Case Note: Nkosi v The State (20727/14) [2015] ZASCA 125 (22 September 2015)

/ / 2015, Criminal Law


Death of an armed robber owing to dolus eventualis


The appellant (“the Surviving Robber”) was convicted in the North Gauteng High Court on one count of murder, two counts of robbery with aggravating circumstances, and one count each of unlawful possession of a firearm and ammunition, owing to a wild shootout which occurred in a small office during the course of a gang robbery, in which all of the robbers were armed.

In the course of the armed robbery, the robbery victim fatally wounded one of the robbers (“the Deceased Robber”) during a struggle, lawfully, in self-defence. The Supreme Court of Appeal (“SCA”) was called upon to decide whether the Surviving Robber’s conviction on a count of murder, for the death of the Deceased Robber, was competent in law.
Notwithstanding that the robbery victim described the Deceased Robber as wild and agitated, the SCA rejected the assertion that he had embarked upon a frolic of his own, which could have excluded the operation of the Doctrine of Common Purpose.

The Surviving Robber submitted that the Deceased Robber’s death was not foreseeably part of the common purpose to perpetrate the robbery, and that they had accosted the robbery victim under the impression that he was unarmed. The SCA, in rejecting these submissions, opined that the fact that all of the robbers were armed showed that they were mindful of the reasonable likelihood that they may have to use their firearms, finding that it was equally foreseeable that that one or more of the victims may be armed and that they would use those arms. The SCA held that, on the common cause and proven facts, the gang of robbers reasonably foresaw the likelihood of resistance and a shootout, which is why they were prompted to arm themselves. Distinction was drawn to cases in which the accused persons were unarmed, as this is indicative of a lack of foresight and reconciliation with a possibility of “dangerous resistance” and its attendant consequences.

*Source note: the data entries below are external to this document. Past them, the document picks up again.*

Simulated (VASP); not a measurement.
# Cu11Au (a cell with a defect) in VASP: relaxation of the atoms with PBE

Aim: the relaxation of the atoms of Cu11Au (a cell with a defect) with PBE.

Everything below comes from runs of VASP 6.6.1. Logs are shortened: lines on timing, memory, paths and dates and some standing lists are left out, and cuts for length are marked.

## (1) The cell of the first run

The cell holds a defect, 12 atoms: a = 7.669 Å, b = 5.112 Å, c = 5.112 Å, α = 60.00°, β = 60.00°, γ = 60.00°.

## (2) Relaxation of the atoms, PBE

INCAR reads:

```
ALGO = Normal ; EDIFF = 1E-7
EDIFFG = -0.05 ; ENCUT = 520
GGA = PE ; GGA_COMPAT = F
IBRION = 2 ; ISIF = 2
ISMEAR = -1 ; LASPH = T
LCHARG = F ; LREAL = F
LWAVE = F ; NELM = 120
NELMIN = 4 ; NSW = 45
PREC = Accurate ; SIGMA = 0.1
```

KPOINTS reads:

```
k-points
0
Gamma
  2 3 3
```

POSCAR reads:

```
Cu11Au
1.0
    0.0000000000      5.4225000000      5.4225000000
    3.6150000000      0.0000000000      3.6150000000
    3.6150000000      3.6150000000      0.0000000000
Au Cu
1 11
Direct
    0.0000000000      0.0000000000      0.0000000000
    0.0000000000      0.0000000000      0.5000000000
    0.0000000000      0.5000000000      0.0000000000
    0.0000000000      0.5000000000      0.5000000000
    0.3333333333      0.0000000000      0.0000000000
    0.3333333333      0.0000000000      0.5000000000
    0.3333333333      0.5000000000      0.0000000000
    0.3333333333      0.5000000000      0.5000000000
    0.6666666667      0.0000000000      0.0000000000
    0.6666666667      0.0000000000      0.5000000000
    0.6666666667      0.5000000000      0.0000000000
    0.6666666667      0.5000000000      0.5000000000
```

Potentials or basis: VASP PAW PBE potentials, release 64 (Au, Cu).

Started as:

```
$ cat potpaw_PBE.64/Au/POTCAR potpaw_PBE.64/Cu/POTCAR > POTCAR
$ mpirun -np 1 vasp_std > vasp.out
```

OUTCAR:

The SCA cited S v Lungile and Another (493/98) [1999] ZASCA 96; 1999 (2) SACR 597 (SCA), wherein it was held, inter alia, that making common cause to commit a robbery whilst knowing that at least some of the other persons who would be involved were armed, “would set in motion a logical inferential process leading up to a finding that he did in fact foresee the possibility of a killing during the robbery and that he was reckless as regards that result.”
The Surviving Robber contended that he had not acted unlawfully, since the Deceased Robber’s death resulted from the lawful actions of the robbery victim (who had killed in self-defence). This contention was rejected as the Surviving Robber was acting unlawfully, in the execution of an armed robbery.

The SCA held that S v Mkhwanazi & Others 1988(4) SA 30 (W) was incorrectly decided. In casu, 3 (three) men, one of whom was armed, were perpetrating a robbery when a neighbouring shopkeeper shot and killed one of the robbers (who was fleeing at the time). In discharging the accused, it was (incorrectly) held that there was no evidence showing that, in pursuing their unlawful purpose, they foresaw and were indifferent to the possibility that one of the members of the armed robbery might be killed, thereby excluding the subjective element of foreseeability. It was found that actus reus was absent, as the proximate cause of the deceased’s death was not the accused’s conduct. Furthermore, Van Schalkwyk J found, the prosecutions proposition, that each of the gang members should be guilty of murder in the event of one of their member’s being killed by a third party in defence of life or property, was untenable.


The SCA cited S v Nhlapo & Another 1981 (2) SA 744 (A) with approval, wherein it was held that, “in sum, the only possible inference, in the absence of any negativing explanation … is that they planned and executed the robbery with dolus indeterminatus in the sense that they foresaw the possibility that anybody involved in the robbers’ attack, or in the immediate vicinity of the scene, could be killed by cross-fire.”


Our courts consistently hold accused persons who engage in wild shootouts, during the course of an armed robbery, criminally liable for the unexpected deaths that may result, on the basis of dolus eventualis. The identity of the deceased, even if it happens to be a fellow-robber, is irrelevant, owing to the concurrent operation of dolus indeterminatus.